This post was originally published on St. Louis American

In December 2020, the Kansas City Star apologized. Its “I’m sorry” moment was part of a six-part series called “The truth in Black and white.”

“It is time that we own our history,” wrote Make Fannin, Star editor. “It is well past time for an apology, acknowledging, as we do, that the sins of our past still reverberate today.” He admitted the newspaper “disenfranchised, ignored and scored generations of Black Kansas Citians” for most of its 140 years in print. 

In September 2020, the L.A. Times addressed its longstanding racial biases, as well.

“On behalf of this institution, we apologize for The Times’ history of racism,” the newspaper’s editorial board wrote.
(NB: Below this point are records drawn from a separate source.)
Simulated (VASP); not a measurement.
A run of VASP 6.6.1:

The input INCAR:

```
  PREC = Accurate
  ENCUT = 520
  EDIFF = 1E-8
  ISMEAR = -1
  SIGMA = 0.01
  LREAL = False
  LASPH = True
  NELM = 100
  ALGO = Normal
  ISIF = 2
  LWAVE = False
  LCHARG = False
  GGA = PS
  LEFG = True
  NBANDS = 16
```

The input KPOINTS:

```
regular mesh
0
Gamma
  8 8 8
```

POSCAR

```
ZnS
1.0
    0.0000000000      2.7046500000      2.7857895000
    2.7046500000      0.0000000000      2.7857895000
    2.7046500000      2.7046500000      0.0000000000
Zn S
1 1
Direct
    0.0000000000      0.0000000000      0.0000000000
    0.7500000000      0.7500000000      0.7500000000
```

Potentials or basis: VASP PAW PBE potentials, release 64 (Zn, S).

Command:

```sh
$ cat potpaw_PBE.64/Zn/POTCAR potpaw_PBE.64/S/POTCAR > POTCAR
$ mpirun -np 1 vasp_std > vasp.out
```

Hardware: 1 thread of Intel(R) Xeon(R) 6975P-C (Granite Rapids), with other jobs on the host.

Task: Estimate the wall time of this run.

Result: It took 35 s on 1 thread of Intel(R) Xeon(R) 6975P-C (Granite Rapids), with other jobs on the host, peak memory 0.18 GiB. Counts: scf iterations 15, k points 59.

“We owe it to our readers to be better, and we vow to do so. A region as diverse and complex and fascinating as Southern California deserves a newspaper that reflects its communities.”

Brent Staples, who is Black, is a member of the New York Times editorial board. He wrote a full-page lead editorial titled “How the White Press Wrote Off Black America” that ran last Sunday, July 11.

It is a poignant, thought-provoking must-read, regardless of your race. It is a truth which remains too difficult for many Americans to face.

“Since the early 2000s, historically white newspapers in Alabama, California, Florida, Kentucky, Mississippi, Missouri and North Carolina have apologized with varying degrees of candor for the roles they played in this history,” Staples wrote.

“When read end to end, these statements of confession attest to blatantly racist news coverage over a more than century-long period that encompasses the collapse of Reconstruction, the rise of Jim Crow, the two world wars, the civil rights movement, the urban riots of the 1960s, the Vietnam era and beyond.”

While the apologies and admittance of guilt do not erase these newspapers’ respective pasts, they do illustrate how disheartening, disappointing and disgusting it is that the St. Louis Post-Dispatch has not felt the need to address its long history of similar shameful coverage of the Black community.

The local newspaper’s relationship with the Black community remains strained, regardless of its current publisher, editor and staff. The constant editorial page criticism of the city’s first Black mayor, Freeman Bosley, Jr., and first Black woman mayor, Tishaura Jones is troublesome. The lack of an apology for decades of journalistic irresponsibility targeted at African Americans can only lead one to believe that the Post-Dispatch couldn’t care less about what it put Black people through then – and now. 

The Black Press was vital to Black people for many decades when major white newspapers published false, racially insulting stories (that sometimes led to Black murders) or simply ignored the success of African Americans. It still is a viable and much-needed source of information you will not find in white daily newspapers.

Staples wrote that Black newspapers like The St. Louis American,The Baltimore Afro-American, The Chicago Defender and The Pittsburgh Courier (and other members of the National Newspaper Publishers Association) “served as a haven against white press hostility, while incubating and advancing the early civil rights movement.”

“At a time when African Americans had to commit crimes to appear in the white press, (Black) papers filled their society pages with scenes of the Black middle class succeeding at business, convening civic organizations or taking their leisure at tony vacation spots,” he wrote.

“In other words, the Black press was a century ahead of the news media generally in discovering the African American middle class as a marketable subject of journalism.”

Hopefully, the Post and other major daily newspapers will someday find the courage to admit their own respective mistakes and apologize to Black members of their communities.

While shame might not be enough, financial concerns might be the factor that makes publications see the proverbial light.

“News organizations that were not moved to address this problem when the business represented a license to print money have come to see things differently since the business model has collapsed,” wrote Staples.

“The apology movement represents a belated understanding that these organizations need every kind of reader to survive.”

Print that.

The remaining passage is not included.